On Sunday, we went hiking for about nine miles on the Twin Tunnels Trail. It was a good hike with many beautiful things to look at as you walked. It was a pretty easy walk because there wasn’t much elevation gain (although if I was on a bike I’d’ve died, it was slow and steady gain).
Formerly, the trail was the historic Columbia River Highway. The new highway is below this (Hwy 84). This section had been shut down to cars and people for years. The tunnels had been filled, and it was unused. Just recently, the tunnels were cleared and it has been restored to be a place for biking and hiking.
According to Portland Hikers, these windows in the tunnel are called adits. They also close and lock the tunnels at night to protect them from graffiti. Well, and also to protect the graffiti from graffiti:
In the 1920s, some teenagers got trapped in the tunnel during a freak snowstorm for eight days. One of the ways they passed the time is carving their names into the side of the tunnel (and after a few days, it had to be so that they’d be identified too). Very cool to see. There’s more of it, but it was really hard to read after nearly a hundred years so I didn’t try to take a picture of it. It was pretty hard to notice at first, even for me and I was looking for it! I told several bikers who pulled over to enjoy the coolness of the tunnel to go back and look at it.
Having driven on both the new and old highway, it felt odd for a bit to walk on it without fear of being run over by a car, but the views were incredible, and I want to do it again (maybe in the fall when it’s slightly cooler).
Oh and for wildlife, we saw a doe along the trail and the doe and I watched each other for five minutes or so (I gave in and wanted to hike on).
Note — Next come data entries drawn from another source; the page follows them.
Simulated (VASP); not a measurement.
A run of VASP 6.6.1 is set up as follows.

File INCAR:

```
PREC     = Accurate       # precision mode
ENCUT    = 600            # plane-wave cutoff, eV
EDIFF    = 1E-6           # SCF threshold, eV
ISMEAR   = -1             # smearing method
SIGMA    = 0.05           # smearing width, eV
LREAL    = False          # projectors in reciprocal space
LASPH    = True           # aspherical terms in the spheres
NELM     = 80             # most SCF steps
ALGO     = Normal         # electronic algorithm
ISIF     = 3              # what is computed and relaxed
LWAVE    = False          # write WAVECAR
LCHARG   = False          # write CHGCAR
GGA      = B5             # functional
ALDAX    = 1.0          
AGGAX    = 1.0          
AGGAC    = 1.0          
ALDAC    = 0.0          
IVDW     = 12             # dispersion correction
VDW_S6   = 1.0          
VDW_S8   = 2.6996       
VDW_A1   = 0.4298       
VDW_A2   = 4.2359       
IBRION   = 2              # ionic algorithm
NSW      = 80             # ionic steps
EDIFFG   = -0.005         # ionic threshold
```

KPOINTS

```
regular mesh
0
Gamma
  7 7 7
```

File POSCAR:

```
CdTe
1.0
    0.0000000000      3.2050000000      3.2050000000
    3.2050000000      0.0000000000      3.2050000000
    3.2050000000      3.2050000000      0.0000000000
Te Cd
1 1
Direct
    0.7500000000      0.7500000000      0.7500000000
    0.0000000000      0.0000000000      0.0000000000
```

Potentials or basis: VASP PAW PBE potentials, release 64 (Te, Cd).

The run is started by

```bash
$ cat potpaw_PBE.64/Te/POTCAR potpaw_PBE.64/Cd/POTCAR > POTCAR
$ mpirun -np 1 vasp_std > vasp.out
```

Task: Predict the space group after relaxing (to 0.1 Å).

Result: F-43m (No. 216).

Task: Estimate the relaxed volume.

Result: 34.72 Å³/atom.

On the drive to the trail, right along the Columbia River, a bald eagle swooped over Brian’s car holding a squirming fish in its talons. It was so surreal to see that in person – I think we both started laughing just because it was so exactly what you’d see in a movie or a commercial, not in real life.
As you can probably tell, I am finally happy. It is so good to be home, and you can tell – I am smiling, my skin color is better, I’m getting back into shape. How could you not be happy when you live in a place as amazing as Oregon?